By Agence France-Presse in Washington | China Daily | Updated: 2014-10-29 07:54

Videos of prisoners being force-fed at the Guantanamo prison in Cuba should be released immediately, media organizations said on Monday, but the US government argued that doing so would compromise national security.

In early October, a federal judge in Washington ordered President Barack Obama's administration to make public 28 videos showing inmates being fed by tubes inserted through the nose.

The judge granted a 30-day delay on his order for the government to consider an appeal. A ruling on the release of the tapes is expected in early November.

"Releasing the videos as the court has ordered will give rise to security and operational harms" to the Guantanamo operation, said Rear Admiral Kyle Cozad, the commander of the US Guantanamo joint task force.

The videos show Syrian detainee Abu Wa'el Dhiab as a feeding tube is inserted and removed, as well as the location of guards and the room used during the procedure, Cozad said, "all images that have not been released previously".

"It is hard to imagine a more explicit description of the process utilized than that which is found on videotapes of the actual execution," Cozad said.

He said the potential harm is all the more concerning because of the ongoing US military operations in the Middle East.

The videos provide a window into the layout of Camp Delta, where detainees are force-fed, and could undermine the functioning of the camp, the military has said.

The 16 news organizations that sued for the videos' release said the footage has been withheld for self-interested reasons.
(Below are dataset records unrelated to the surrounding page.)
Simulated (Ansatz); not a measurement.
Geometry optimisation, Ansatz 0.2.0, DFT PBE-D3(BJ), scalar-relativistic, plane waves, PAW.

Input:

"This is a case of the government seeking secrecy to prevent accountability, not to protect national security," said the news organizations, which include The New York Times, The Washington Post and The Guardian.

"There is no imminent threat of a public release that might compromise national security," they argued in a court document.

The media groups said the videos cannot all be "reasonably" deemed as classified, and the government should redact the necessary information and release the remaining footage.